So, that was the original requirement. Can a hi-tech adhesive replace the braze?

Conversation drifted to include considerations for precision machining the ring where the rod lies. Adhesive trials tested a multitude of products including epoxies, methacrylates and acrylics, cyanoacrylates (superglues), one-part adhesives, two-part adhesives, two step adhesives (using an activator), VHB (very high bond) adhesives on transfer tape, etc. There are a LOT of adhesive products… None of the “party” of problem solvers except for myself were engineers, though one was a chemist. We downloaded application guides and data sheets.The most promising manufacturers were phoned for advice. We all learned a lot about adhesives.

The manufacturers could have made solving our problem much easier than they did – manufacturers typically had “readers” on the phone to search for terms in their document archives, and read to us from their application guides and data sheets. When we approached the problem with the right amount of knowledge, specificity and “pleading”, the person on the other end of the phone on two occasions forwarded our calls to a product specialist who was a test lab technician in both instances. The manufacturers gave us knowledge, but not insight – the manufacturer representatives we could speak to had no real world experience in a production environment, nor any comprehensive data reporting success gluing stainless steel with their products.

Of all the manufacturers we spoke to directly, Loctite and 3M were the most helpful. Loctite provided us a number of useful publications, introduced us to local distributors, volunteered to send us samples (and they sent us a half dozen different adhesives and dispensing guns), and asked for us to report our experience. 3M also wanted to put product samples in our hands. These two manufacturers were eager to help us, knowing full well that we were trivially small business prospects for them.

Choosing our objective “handful” of adhesives to trial in our garages was challenging. Loctite and 3M would have saved us a lot of time by guiding us more effectively in the product selection process. Neither manufacturer had the confidence in their product application knowledge to recommend the two or three most promising candidate products, and both recommended more than a half dozen products to be certain we would find a “winner”.

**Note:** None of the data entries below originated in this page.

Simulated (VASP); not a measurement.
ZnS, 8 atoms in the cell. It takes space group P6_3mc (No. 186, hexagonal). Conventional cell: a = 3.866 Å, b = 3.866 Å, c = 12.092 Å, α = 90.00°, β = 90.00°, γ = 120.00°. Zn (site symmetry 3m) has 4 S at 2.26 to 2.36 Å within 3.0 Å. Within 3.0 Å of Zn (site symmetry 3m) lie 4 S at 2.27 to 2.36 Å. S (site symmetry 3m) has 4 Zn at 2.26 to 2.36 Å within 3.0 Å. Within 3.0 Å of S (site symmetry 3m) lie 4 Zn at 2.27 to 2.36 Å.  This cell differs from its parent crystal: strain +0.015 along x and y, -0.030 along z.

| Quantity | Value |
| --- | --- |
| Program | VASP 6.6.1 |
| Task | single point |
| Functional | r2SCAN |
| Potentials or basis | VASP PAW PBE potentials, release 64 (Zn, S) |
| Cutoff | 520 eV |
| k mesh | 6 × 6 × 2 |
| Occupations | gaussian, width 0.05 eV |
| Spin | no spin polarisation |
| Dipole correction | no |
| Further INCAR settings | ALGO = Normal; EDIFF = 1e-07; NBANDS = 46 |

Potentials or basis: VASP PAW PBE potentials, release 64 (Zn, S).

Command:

After describing our requirements I stated above, Loctite asked us questions that started out like this – in this order:

• Did we want a structural acrylic, a cyano or an epoxy? “We don’t know,” I said.
• What were  the materials to bond? “316 stainless steel.” (I already told you…)
• What were the dominant forces? “30Kg peel force.” “What about sheer force?” they asked. “About the same,” I said. “We don’t know much about peel force performance…” they admitted.
• What was the bonding area? “About 3 sq-cm.” “How many square inches is that,” they asked? “Oh – a little more than 1/2 sq-in,” I replied.
• What was the in-service environment? “Like summer in Houston,” I said.

We had already told them these answers when we described our problem, but they weren’t listening to us, quite yet…  And then:

• What was the allowed handling time – the minimum fixture time? “A minute or two should be plenty of time,” I said. “How about 15 seconds,” they asked? “A little too quick,” I replied. I indicated that I preferred shorter fixture times over longer times.
• What total allowed process time – the maximum curing time? “Overnight – maybe several nights would be OK,” I said. Time is not of the essence!
• What was the scale of production – the number of joins per day? “Between one and a half dozen,” I said. This should have told them we needed 30ml or 50ml containers, and some products come only in 400ml and larger volumes…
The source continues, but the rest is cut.